This week, my group read an article called, “The Workplace of the Future,” summarizing an interview conducted by our very own Professor Kane with Sara Armbruster, the Vice President of Steelcase, an office furniture company. With the rapid change in technology and work space in recent years, Steelcase has been doing its best to adapt its products and services to such advancements that have dramatically changed and will continue to change office culture. At the core of Steelcase’s business is the need to have a comprehensive understanding of employee needs (both personal and professional) and the elements of a productive work environment. Steelcase has spent a lot of time determining issues that have arisen and will continue to arise as a result of technology changes in the workplace, as it wants to provide solutions that minimize these implications and instead capitalize on new technology innovations. Armbruster also highlighted that technology and office culture go hand-in-hand, and when technology does not properly align with a corporation’s culture, productivity decreases and issues occur. As a result, both Armbruster and Steelcase pay close attention to the culture of a company before making changes to the workspace, and actively anticipate the way employee behavior will change prior to any adjustments.

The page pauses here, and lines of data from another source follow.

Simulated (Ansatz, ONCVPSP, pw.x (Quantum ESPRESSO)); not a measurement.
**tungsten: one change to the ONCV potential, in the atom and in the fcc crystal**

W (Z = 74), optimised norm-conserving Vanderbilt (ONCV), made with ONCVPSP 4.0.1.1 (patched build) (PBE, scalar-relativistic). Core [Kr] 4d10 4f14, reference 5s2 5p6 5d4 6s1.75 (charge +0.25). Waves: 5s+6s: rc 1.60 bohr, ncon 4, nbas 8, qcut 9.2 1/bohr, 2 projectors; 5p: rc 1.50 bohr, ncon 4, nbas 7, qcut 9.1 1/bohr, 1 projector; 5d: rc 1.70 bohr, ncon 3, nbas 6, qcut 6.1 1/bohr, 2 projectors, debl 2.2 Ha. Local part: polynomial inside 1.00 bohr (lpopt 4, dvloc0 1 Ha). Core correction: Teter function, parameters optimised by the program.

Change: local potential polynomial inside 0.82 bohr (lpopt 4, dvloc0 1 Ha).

My group enjoyed reading this interview and we all found ourselves wishing that this article had been able to include more specific details regarding many of the products and services that Steelcase is developing. We were particularly interested in learning more about Spark, the internal social media tool that Steelcase uses, as a few of my group members noted the ineffectiveness of internal social media platforms at corporations that they have previously interned. We discussed how it is often very difficult for such social networks to be successful when employees see no real benefit to adopting the platform. We noted that the majority of top management in corporations with internal social networks are unaware that such a platform exists in their companies. The interview helped us to recognize that these internal social media platforms are likely unsuccessful because they are incompatible to the culture of said corporations.
We also briefly shared our opinions on video conferencing based upon our personal experiences with it. As a group we agreed with Armbruster’s comments about the “presence disparity,” or the idea that those physically attending a conference have a much more substantial presence than those who are video-conferenced in. We could all speak to having felt like an outsider when virtually separated from others. Additionally, one of my group members mentioned that she once attended an intern lunch where interns in other offices were video-conferenced in, and she commented on how awkward this experience was for all parties involved.
Personally, I really liked this article because it seems that Steelcase is making huge strides in the right direction in regards to increasing the efficiency of technology use in the workplace. More often than not, I feel as though the introduction of new technology has made corporations more inefficient. Although technology allows for easier access to one’s colleague’s, it makes it dangerously easy to avoid in-person interaction and discussion — thus, increasing time wasted attempting to communicate via other, less productive communication methods. I also firmly believe that many companies are quick to adopt the “latest and greatest” digital media tool without considering whether it is needed or will be helpful within their corporation. While I do hope to work for a company that is digitally up to speed, I have often worried about working for a company that is too digitally mature, or one that encourages the majority of collaboration and idea-sharing to occur over technology platforms. As a result, it is reassuring for me to hear about companies like Steelcase that are careful to make deliberate decisions regarding implementation of technology depending on the structure and culture of differing corporations.